Solar Analytics’ Nigel Morris Talks Sungrow, Distributed Control & Interoperability

Nigel Morris - Solar Analytics - Sungrow

When I asked Solar Analytics’ head of business development Nigel Morris for a chat about the company’s partnership with Sungrow, I didn’t expect to end up in a conversation about system interoperability and standardisation.

But that’s where we ended up, because interoperability is one of the reasons Sungrow is the first inverter vendor Solar Analytics has partnered with in a South Australian pilot announced in late September 2020.

Morris told me Solar Analytics has long hoped it could directly manage customers’ inverters, and that desire was given a sharp impetus by the South Australian Government’s regulations that require relevant agents (RA) to respond to AEMO directions within 15 minutes.

Solar Analytics wanted its RA service to offer better value than merely curtailing a customer’s output on AEMO’s say-so, and while the company was deciding how to address its entry into the RA market, its partnership with Sungrow was in its early stages.
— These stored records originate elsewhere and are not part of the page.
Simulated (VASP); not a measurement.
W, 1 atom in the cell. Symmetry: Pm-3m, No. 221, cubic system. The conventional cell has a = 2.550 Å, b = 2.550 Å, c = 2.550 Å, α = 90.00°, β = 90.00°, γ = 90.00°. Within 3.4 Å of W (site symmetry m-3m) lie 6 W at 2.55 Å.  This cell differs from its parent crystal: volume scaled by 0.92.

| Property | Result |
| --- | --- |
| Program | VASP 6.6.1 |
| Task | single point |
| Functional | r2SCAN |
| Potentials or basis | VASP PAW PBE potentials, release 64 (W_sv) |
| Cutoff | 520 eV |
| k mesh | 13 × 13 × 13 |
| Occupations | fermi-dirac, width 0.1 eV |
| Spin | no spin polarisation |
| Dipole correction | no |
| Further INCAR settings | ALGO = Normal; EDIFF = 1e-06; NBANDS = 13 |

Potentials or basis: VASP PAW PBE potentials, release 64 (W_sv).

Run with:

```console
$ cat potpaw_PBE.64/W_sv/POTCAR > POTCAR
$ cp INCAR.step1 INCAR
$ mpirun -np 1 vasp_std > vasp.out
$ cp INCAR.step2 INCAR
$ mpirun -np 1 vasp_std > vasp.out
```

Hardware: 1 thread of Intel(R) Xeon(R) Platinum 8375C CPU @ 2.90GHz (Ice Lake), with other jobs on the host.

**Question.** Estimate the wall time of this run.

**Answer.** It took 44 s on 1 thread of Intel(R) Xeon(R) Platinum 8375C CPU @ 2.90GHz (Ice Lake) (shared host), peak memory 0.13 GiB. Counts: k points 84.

In its RA role, Morris said, Solar Analytics had a range of options.

“There were a number of options available to us – a smart meter, DRM [demand response management – SolarQuotes], a watt-watcher device. There were a number of things we could do to solve some of the problems.”


“Our partnership with Sungrow was starting – we realised if we could do this with Sungrow, we could solve everything better, because we might not have to switch customer systems off.”

The Sungrow partnership lets Solar Analytics implement a dynamic export control strategy, he said. That’s far better than simply curtailing customer solar systems.

“Let’s say AEMO says ‘curtail in these areas’. Turning the entire system off … is not good value. It’s very brutal – if you turn 20,000 systems off, that’s a pretty brutal impact, it can cause the network to collapse because it’s such a rapid shift.”

With data from Sungrow inverters integrated into its systems, Solar Analytics can make more sophisticated decisions.

“Before I throttle or turn off a system, I can ask ‘is the site consuming all the energy coming from its solar?’ If it is, there’s no net benefit from turning the system off. It’s better to limit the output to what the site is using.”


“We can do that dynamically pretty much in real time – we can follow the load.”

At the same time as taking pressure off the network, the customer’s savings are protected, which is “vastly superior to a crude switch”. And the Sungrow system supports South Australia’s dynamic export control requirements that come into play from July 2021.


What’s this got to do with interoperability?

Solar Analytics has plans in place to integrate more inverters into its systems, but right now, it’s a lot of effort.

“Out of all the inverter partners we were talking to, about doing inverter integration, they were the most advanced, the most willing to get excited, and to make changes.”

Morris said that as Australia’s renewable energy market evolves, companies like Solar Analytics will want to control more and more different end systems – solar inverters, EV chargers, battery chargers, “all manner of hardware, devices, and programs”.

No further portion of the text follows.